Don't Drown While Filling Your Data Lake

Publishers are starting to ramp up their investment in data, especially as they gain more prowess in programmatic advertising. Many are throwing around the idea of creating their own data warehouse.

Data is currency. Amazon uses data to give you a more relevant retail experience. Google uses data to organize all of the information on the Internet. Facebook uses data to map your social behavior (sometimes they wind up in trouble.)

Publishers need to determine what they want to use data for, and also if they have the resources to collect, review and manage that data well enough for an investment in a warehouse to be worthwhile. Otherwise, a data warehouse ends up more like a data lake, with quicksand at the bottom.



Focus on The Goal

Data can be currency, but every data point isn’t valuable enough to keep. Thinking that you should simply collect and park every data point that comes into your organization is bad idea. Storing it will be expensive. You will have trouble squeezing insights from a huge data set. And you run a bigger security risk. It’s highly unlikely that this scenario will reap you enough long term reward to overcome the early problems.

Instead, start with a clear goal, and focus on the data points that help you reach your goal. You might have a goal to normalize pricing across your inventory based on advertiser bidding patterns. In that case, you would focus on collecting real-time bid stream data from your demand partners. Or, you might be interested in understanding the market value of various pieces of advertising inventory on your website cross-analyzed with different audience groups. So you’d need a solution that merges data from your DMP and your ad servers. Every business problem is different, and so every data warehouse should look different.

Keep Your Head Out of the Clouds, Even if Your Data Is In the Cloud

Think of a data warehouse like a real brick and mortar building that will store your stuff. You need a clean, safe, secure storage facility. You need to be able to grant access to certain people and restrict other people. Trucks need to be able to pull up and drop data off at regular times, and you need to find a place to put incoming data that’s organized and works with what’s already there.

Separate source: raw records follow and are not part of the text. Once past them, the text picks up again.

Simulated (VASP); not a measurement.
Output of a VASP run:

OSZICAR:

For publishers with limited resources, these responsibilities might stretch beyond the reasonable limits of their organization. Don’t let developer hubris get in the way of a prudent decision. You probably do not need your own servers or your own room in a custom data center. Amazon, Microsoft Azure or Google Cloud will likley end up being the best partner because they are a relatively full service and that’s OK. The most important points to cover are that your data is secure, organized and accessible, and can accommodate the influx of new data without becoming unmanageable.



  • Log level data

  • Try to get a sample if you can to understand how to answers the question below: (crazy if you are multiple pubs, not as bad but still sucks if you’re single…. Because is based Custom content key value pairs, or Audience Key Values)

  • Be aware that the amount of data is exponentially more than rolled up data most digital publishers and marketers are collecting and analyzing on their own.

  • A roll up strategy is needed to handle it. For example when you have this data, what do you plan on looking for / getting out of it.

    • Do you need to see Bids, by Page or Content

    • Do you need to see Clearing price by Advertiser or Exchange

    • Do you need to see certain fluctuations by Time (meaning holidays and day of week)


Only when you roll it up, can you actually use it. If you can’t answers questions from it, then be careful collecting this data until you have at least figured out your top 3 questions.

  • And can you act on this when you have it????

Do you raise floors during winter if your content gets higher bids in sick season?

Do you change Guar. direct advertiser CPMs before this season?

The Opposite of Set It and Forget It

Speaking of unmanageable, data has a habit of spinning out of control, and you’ll need a lot more than an organized warehouse to keep it in shape. Taking the programmatic example, every day, a typical publisher pulls data in from 10, 20 or 30 different data sources and every day, there are errors in that data. You’ll need to have the resources to address errors within millions or billions of data points before you simply back up the truck and dump the info into your warehouse. On top of that, APIs stop working, field names change, partners change their policies, and you need to be on top of every minute change or you fall victim to the “garbage in, garbage out” problem. At that point, your entire warehouse is compromised.

This is where the warehouse analogy really matters. There is no brick-and-mortar warehouse that sits unattended where trucks simply back up and dump merchandise. There are people managing which door the trucks come to, people driving the forklifts, people checking, recording and cataloguing each delivery, and janitors keeping it clean. These labor costs are well understood in the world of physical storage, but are often dangerously neglected in the world of data.

I know of one publisher that put all warehouse management responsibility on a single person. When that person left the company, their data warehouse did sit unattended as tons of data piled up. Their storage costs and risk piled up, too. It was several months before the finance department noticed the mounting costs and figured out where they were coming from.

The moral of the story is that collecting and storing data is complicated. It requires a plan and goals, management and oversight. Otherwise, all your valuable insights will be sucked into the quicksand at the bottom of the lake.